I am an avid reader. Voracious, really. A whole new world opened up to me as a child once I learned how to read. I don’t think there is anything finer than a good story.
My mother used to read to me, when I was two. Probably younger, but my memory of it doesn’t go back farther than two. We had Dr. Seuss books, and we also had a book called “Are you my Mother?” by P.D. Eastman. Some of you may remember this book, or possibly still own it!
Now, you should know that my mom was no ordinary reader. Nope. She didn’t just rush through the pages in a monotone voice, she would READ with passion, excitement, and use different voice inflections for the different characters.
This was one of the books I picked every single day for her to read, but yet it was a book we could never finish. Nope. No matter how much I wanted to know if the baby bird found his mother, I was absolutely terrified when my mom got to a certain page and the SNORT appeared.
My mom enjoyed the SNORT. She lowered her voice, wheezed, and scared the beejeebers out of me with that SNORT voice. The last line on the page was, “Oh you are not my mother, you are a snort, I have to get out of here!” And when my mom read that part, she would have a really high pitched freaked out scary voice. So – is it any wonder that whenever we got to that page, I would S L A M the book shut, and would not let her read any more. My mom would always try to read the rest, she told me nothing happened to the bird, but I wouldn’t let her. This went on for years, I simply could NOT get past the page.

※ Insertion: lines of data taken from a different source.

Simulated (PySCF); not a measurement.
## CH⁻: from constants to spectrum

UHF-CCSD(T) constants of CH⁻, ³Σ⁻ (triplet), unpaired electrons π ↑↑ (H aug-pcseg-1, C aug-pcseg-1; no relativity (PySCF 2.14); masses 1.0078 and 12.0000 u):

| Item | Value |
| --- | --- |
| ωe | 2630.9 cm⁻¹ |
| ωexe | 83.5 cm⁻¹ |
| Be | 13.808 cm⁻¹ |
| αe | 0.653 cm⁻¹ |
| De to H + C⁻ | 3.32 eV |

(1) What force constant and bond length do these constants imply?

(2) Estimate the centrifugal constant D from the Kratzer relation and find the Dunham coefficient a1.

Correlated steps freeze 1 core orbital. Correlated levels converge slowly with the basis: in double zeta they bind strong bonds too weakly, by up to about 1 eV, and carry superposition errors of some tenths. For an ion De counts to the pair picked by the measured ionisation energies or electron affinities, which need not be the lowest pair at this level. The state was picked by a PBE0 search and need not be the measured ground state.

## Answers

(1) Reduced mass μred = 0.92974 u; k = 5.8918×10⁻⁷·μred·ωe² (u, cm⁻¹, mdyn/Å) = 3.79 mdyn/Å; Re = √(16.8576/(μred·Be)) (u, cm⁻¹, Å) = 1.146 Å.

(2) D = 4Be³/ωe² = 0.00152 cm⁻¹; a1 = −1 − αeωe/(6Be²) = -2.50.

I should mention that I also had an overactive imagination, and so she had no idea of what I was thinking when she became the SNORT, and scared me silly.
When my parents were first married, we lived in Burnaby on Dow Street in some really ugly pink apartment buildings. We used to go for walks, and one of those walks took us past the back side of the store, Simpson Sears – now where Metrotown is located. At the back of that store, there was a long, long, long, (did I mention long?) skinny road that led down deep underground, and the end of it curved, so you couldn’t see where it went. That steep incline always scared me. I thought the boogeyman lived way down there, and I was always scared every time we walked past. I would cling on to my mom, and hide my face in her coat, casting surreptitious glances at that long, deep driveway that led to no-where, making sure nothing was coming out to get me.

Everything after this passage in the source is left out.